Actors use a variety of acting techniques to create believable characters, but do they really kiss?

And how do they kiss well enough to make us believe there is an emotional connection there? After all, the actors we see in these intimate moments are work colleagues, and they are surrounded by entire teams of crew members.

Kissing scenes

Love, marriage, intimate and emotional relationships are a part of most human lives and desires. It’s an area which can cause great joy, and great suffering, not just for the people involved but also for those around them. 

Not surprisingly, relationships have been a key part of drama for millennia. A kissing scene has been very much expected in western screen drama from the birth of cinema onward.

The kiss scene can be a dramatic high point in theatre and movie scenes. The main characters have been dancing around their attraction in all the previous scenes, overcoming all sorts of barriers, and now they finally both communicate their feelings for each other with a dramatic and romantic kiss!

Or it can be a kiss of treachery, where one of the main characters is heading down the wrong road, and many twists and turns are about to ensue.

Do actors really kiss?

On stage, actors can kiss with closed mouths and use the movement of their head, shoulders and arms to create great intimate scenes, often pausing to hold the partner’s face in their hands as further lines are delivered. The stage kiss is dramatic and accompanied by exaggerated movement so it is seen from the back of the auditorium.

The same techniques work for many screen scenes too. But if this is the resolution of the main storyline it’s a big movie moment, and may demand several close ups. In which case, a deeper level of physical intimacy may help the screen magic work.

Open mouthed kissing is fairly standard in a cinema release film aimed at adults, often pulling on the lower lip of their screen partner. French kissing with tongues is unusual, even for close ups.

Ultimately this is something that the actors need to discuss in advance, ideally with the involvement of the director and the producer. Attitudes towards consent, pressure and safety have changed, allowing actors to air their concerns without it directly leading the curtailment or end of their career.

Most actors also prefer to practice their kisses before filming. It allows them to break through discomfort before they are closely surrounded by the crew, and to work out the best poses and actions for the camera.

Do actors enjoy kissing?

Each actor is an individual. So you can’t generalise when talking about what actors enjoy or dislike.

Some are method actors who trained for several years at drama school and got plenty of practice kissing an allocated fellow actor in one production after another. Others may have come into the acting profession with little formal training, and find the act of kissing strangers a daunting  affair.  

And even if an actor is comfortable with the stage or onscreen kiss, it’s just one way of playing a character. For many decades leading men filmed a passionate kissing scene with their lead actress, with everyone on set knowing they were gay. They were good at acting, which was their job.  

Actors who perform a stage fight aren’t doing so with real anger overtaking them.

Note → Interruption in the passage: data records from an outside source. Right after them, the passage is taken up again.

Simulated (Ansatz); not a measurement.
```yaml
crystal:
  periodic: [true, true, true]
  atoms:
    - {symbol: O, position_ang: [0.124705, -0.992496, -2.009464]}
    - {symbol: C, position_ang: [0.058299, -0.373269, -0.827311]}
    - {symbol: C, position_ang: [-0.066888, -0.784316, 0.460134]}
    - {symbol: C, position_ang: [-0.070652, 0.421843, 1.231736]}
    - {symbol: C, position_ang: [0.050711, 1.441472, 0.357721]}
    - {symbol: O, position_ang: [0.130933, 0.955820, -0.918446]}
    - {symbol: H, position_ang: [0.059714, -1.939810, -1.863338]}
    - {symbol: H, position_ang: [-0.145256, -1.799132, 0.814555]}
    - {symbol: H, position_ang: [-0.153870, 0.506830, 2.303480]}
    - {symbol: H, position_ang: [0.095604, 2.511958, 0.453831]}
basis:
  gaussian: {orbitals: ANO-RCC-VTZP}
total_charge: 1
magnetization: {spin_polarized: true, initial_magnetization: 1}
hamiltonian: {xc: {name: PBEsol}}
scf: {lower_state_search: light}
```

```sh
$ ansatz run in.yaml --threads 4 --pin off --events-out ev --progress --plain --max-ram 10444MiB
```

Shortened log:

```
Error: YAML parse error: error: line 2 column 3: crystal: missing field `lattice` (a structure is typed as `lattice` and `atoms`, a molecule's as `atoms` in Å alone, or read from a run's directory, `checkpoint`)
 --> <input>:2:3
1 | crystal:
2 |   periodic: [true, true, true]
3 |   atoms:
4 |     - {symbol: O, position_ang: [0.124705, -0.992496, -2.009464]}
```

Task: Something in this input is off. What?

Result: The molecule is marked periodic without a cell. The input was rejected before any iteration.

And, of course, whether it’s a cute love scene or a steamy sex scene, they aren’t actually alone in a room together, but surrounded by crew members, closely watched by the director, standing under bright lights and in close proximity to bulky equipment. It’s almost an industrial workplace. Not much of a romantic atmosphere!

There are, of course, plenty of real life partners who met on set. But they got together with their fellow actor through real chemistry and weeks of working together, and not because they shared one passionate kiss surrounded by other cast members and crew.

What about CGI kisses?

It is now possible to create screen kisses with CGI. Each actor separately films their kids with a placeholder. Then the footage is combined, creating the illusion that the actors really kissed. 

Why go to this extra cost of both time and money for just a simple romantic scene? There are many conservative societies whose religious and cultural beliefs expect women to behave with great modesty and disagree with intimate contact between people who aren’t married.

Even in 1990s Bollywood, actors kissing on screen happened as a way for filmmakers to push audience boundaries rather than because it was part of the script formula. But while audience attitudes changed over time, there are still many Bollywood actors and actresses who refuse to film an onscreen kiss.

So here the GCI route is a compromise to protect the modesty of the actors involved but still give the audience the special screen moment they want.

A cheaper alternative was found for Salman Khan’s ‘Radhe: Your Most Wanted Bhai’. The Bollywood icon kissed the actress Disha Patani only once she had duct tape on her mouth, working around his policy of no screen kissing. 

Cinematographers also know how to get good camera angles that allow the suggestion of close physical contact, even where it is not real. Plus, not every moment of romantic engagement on screen needs a kiss.

But most Bollywood actors and actresses today really kiss on screen rather than using CGI, accepting it as part of a day’s work like any other acting scene

So do actors really Kiss?

Yes, usually the kissing scene you see on a TV show or in a movie shows a real kiss, but not a french kiss. However, it is not a romantic scene for the actor or actress, even if they share real chemistry, because they are surrounded by people and equipment, but the job of an actor is to convincingly pretend.